Prove that $A_i$ has at least $1$ member that is not colored.

Question

Let $A_1, A_2, \dots , A_n$ be subsets of $\{1, 2,\dots , n\}$ of size $3$. Prove that $\lfloor \frac{n}{3}\rfloor$ members of $\{1, 2,\dots , n\}$ can be colored such that each $A_i$ has at least $1$ member that is not colored.

I think of doing induction. For $n=3$, it is true. Now say it is true for $n=1,2,\dots,k$, we will show that it's true for $n=k+1$. But this doesn't go that far.

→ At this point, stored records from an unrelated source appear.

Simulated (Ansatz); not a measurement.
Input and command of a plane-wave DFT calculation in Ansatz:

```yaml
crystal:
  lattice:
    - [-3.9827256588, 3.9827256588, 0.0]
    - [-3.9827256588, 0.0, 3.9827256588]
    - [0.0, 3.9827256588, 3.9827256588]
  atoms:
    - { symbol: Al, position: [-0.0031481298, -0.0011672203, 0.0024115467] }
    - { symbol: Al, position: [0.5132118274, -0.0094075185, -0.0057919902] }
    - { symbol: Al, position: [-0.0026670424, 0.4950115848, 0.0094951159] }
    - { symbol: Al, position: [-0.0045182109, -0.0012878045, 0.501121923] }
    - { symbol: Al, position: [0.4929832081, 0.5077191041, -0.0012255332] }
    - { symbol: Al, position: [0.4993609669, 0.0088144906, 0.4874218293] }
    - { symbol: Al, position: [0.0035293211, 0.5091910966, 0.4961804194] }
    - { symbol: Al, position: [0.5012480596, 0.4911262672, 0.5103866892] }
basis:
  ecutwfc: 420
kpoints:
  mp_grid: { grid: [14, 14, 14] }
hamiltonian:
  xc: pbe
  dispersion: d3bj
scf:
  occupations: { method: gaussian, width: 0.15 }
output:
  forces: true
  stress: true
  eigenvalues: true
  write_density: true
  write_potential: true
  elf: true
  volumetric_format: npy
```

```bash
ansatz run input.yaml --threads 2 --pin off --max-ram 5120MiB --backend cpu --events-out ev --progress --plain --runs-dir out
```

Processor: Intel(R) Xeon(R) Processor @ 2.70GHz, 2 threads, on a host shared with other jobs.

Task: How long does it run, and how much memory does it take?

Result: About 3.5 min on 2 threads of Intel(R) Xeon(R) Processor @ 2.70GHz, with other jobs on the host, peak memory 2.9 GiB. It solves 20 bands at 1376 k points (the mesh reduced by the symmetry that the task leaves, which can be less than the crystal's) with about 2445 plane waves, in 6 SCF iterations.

Rewording the problem, Prove that $\lceil \frac{2n}{3}\rceil$ members of $\{1, 2,\dots , n\}$ can be colored such that each $A_i$ has at least $1$ member that is colored.

Note that $$|A_1|+\dots+|A_n|=3n.$$ Moreover consider $A=A_1\cup A_2\dots \cup A_n$. If $|A|\le \lceil \frac{2n}{3}\rceil$ then just colour every element and we are done. So, let $|A|>\lceil \frac{2n}{3}\rceil$.

But then I am not sure what to do for $|A|>\lceil \frac{2n}{3}\rceil$.

Any solutions? If possible, can greedy algorithm not be used as I am not comfortable with it.

Answer 1

By applying the probabilistic method as in this question, you can obtain a stronger lower bound of $\lceil 2\sqrt3 n/9\rceil$. Taking $p = 1/\sqrt{3}$ yields $p - p^3 = 2\sqrt{3}/9$, and $\alpha(G)$ is an integer, so $\alpha(G) \ge 2\sqrt3 n/9$ implies $\alpha(G) \ge \lceil 2\sqrt3 n/9 \rceil$.